British part-talkie version of the Liam O'Flaherty play -- later famously filmed by John Ford in 1935 -- about an IRA member, Gypo Nolan, who has a crisis of conscience when he informs on a fellow party member, Francis McPhillip, wanted for murder, resulting in McPhillip's death at the hands of the police, and an ill-gotten cash reward for Nolan.
The great Swedish actor Lars Hanson offers an interesting interpretation of Gypo Nolan, quite different from Victor McLaglen's take on the character in the Ford remake. Hanson brings a real intensity to the role, conveying the character's haunted conscience and sense of guilt from the moment he betrays his comrade, and the knowledge of the inevitable fate that awaits him in return for his actions. This was also the final film of Hungarian actress Lya De Putti, who delivers a strong performance as Nolan's girlfriend, who has her own crisis of conscience when the IRA leaders come looking for him.
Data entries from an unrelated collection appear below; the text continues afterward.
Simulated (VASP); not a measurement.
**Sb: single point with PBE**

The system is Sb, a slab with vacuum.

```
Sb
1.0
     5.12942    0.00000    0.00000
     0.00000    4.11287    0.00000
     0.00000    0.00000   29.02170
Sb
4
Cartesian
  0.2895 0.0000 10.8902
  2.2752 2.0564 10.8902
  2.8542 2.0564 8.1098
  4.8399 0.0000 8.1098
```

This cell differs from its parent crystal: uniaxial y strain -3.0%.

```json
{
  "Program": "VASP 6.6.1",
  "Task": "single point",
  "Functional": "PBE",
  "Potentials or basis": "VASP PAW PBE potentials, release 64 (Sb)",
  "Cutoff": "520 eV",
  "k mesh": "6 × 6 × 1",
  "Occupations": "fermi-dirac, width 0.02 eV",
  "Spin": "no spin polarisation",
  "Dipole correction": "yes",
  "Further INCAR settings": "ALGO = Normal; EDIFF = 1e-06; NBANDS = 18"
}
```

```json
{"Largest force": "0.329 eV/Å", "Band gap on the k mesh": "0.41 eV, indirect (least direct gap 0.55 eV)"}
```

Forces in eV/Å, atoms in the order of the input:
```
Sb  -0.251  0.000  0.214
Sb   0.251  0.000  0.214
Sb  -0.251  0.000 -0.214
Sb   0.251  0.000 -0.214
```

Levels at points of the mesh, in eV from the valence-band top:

Made during the transitional period for sound film technology, it is an odd hybrid of silent footage (with music and effects) during the first half, and mostly synchronized dialogue in the second half (both Hanson and De Putti are somewhat distractingly dubbed). Arthur Robison's direction is most distinctive in the silent sequences, aided greatly by the high-contrast cinematography of Werner Brandes and Theodor Sparkuhl, and marked by a remarkably fluid use of the camera and editing, while the sound sequences are more stagy, too often bringing the action to a halt for the dialogue. The climax in the church is an exceptionally powerful and beautiful scene, with an effective combination of sound and image.